Smaller 8-bit get bit routine. 1 byte saved.

Code: (Original routine: 13 bytes, ~110 cycles) [Select]
.db 13
ld a,e
and %00000111
inc a
ld b,a
ld a,l
add a,a
djnz __GetBitLoop
ld h,b
ld l,b
rl l
Code: (Optimized routine: 12 bytes, ~152 cycles) [Select]
.db 12
ld a,e
and %00000111
inc a
ld b,a
xor a
ld h,a
add hl,hl
djnz __GetBitLoop
ld l,h
ld h,a

As long as the low byte of vx_SptBuff is at most $F8: faster sprite flipping routines. 16 cycles saved each.

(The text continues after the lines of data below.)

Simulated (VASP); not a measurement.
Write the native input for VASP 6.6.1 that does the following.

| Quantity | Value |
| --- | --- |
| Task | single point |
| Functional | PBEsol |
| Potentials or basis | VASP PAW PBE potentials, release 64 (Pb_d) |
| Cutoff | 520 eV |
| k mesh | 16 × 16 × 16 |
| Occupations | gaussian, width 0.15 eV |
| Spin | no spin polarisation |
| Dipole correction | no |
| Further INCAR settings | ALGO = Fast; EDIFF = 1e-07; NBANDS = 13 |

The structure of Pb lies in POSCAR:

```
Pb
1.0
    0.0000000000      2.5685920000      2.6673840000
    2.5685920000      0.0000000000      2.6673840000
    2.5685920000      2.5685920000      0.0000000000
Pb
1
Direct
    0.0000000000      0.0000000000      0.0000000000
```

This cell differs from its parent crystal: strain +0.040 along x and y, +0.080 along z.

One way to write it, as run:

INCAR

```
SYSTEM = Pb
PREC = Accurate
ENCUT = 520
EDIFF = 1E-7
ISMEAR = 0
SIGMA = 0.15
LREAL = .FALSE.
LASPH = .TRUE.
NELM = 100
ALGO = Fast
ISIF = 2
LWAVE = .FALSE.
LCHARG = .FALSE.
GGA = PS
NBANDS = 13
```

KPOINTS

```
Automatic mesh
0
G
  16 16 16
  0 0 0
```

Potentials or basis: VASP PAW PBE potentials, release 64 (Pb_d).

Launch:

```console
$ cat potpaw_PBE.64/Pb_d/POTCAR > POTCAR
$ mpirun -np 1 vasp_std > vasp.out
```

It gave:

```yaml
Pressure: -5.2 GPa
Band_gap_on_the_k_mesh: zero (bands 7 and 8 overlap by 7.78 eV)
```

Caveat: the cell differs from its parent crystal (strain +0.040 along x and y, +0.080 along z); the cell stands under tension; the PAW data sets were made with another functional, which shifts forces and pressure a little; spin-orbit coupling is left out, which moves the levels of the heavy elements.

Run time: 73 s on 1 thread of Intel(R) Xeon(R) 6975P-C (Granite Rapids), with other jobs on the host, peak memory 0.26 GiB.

Code: (Original routine: 13 bytes, 338 cycles) [Select]
.db __FlipVEnd-1-$
ex de,hl
ld hl,vx_SptBuff+8
ld b,8
dec hl
ld a,(de)
ld (hl),a
inc de
djnz __FlipVLoop
Code: (Optimized routine: 13 bytes, 322 cycles) [Select]
.db __FlipVEnd-1-$
ex de,hl
ld hl,vx_SptBuff+8
ld b,8
dec l
ld a,(de)
ld (hl),a
inc de
djnz __FlipVLoop

Code: (Original routine: 21 bytes, 1907 cycles) [Select]
.db __FlipHEnd-1-$
ld de,vx_SptBuff
push de
ld b,8
ld c,(hl)
ld a,1
rr c
jr nc,__FlipHLoop2
ld (de),a
inc hl
inc de
djnz __FlipHLoop1
pop hl
Code: (Optimized routine: 21 bytes, 1891 cycles) [Select]
.db __FlipHEnd-1-$
ld de,vx_SptBuff
push de
ld b,8
ld c,(hl)
ld a,1
rr c
jr nc,__FlipHLoop2
ld (de),a
inc hl
inc e
djnz __FlipHLoop1
pop hl

Smaller and faster sprite rotating routines. 2 bytes smaller and 166 cycles faster. These also save 16 cycles from relying on the low byte of vx_SptBuff being at most $F8.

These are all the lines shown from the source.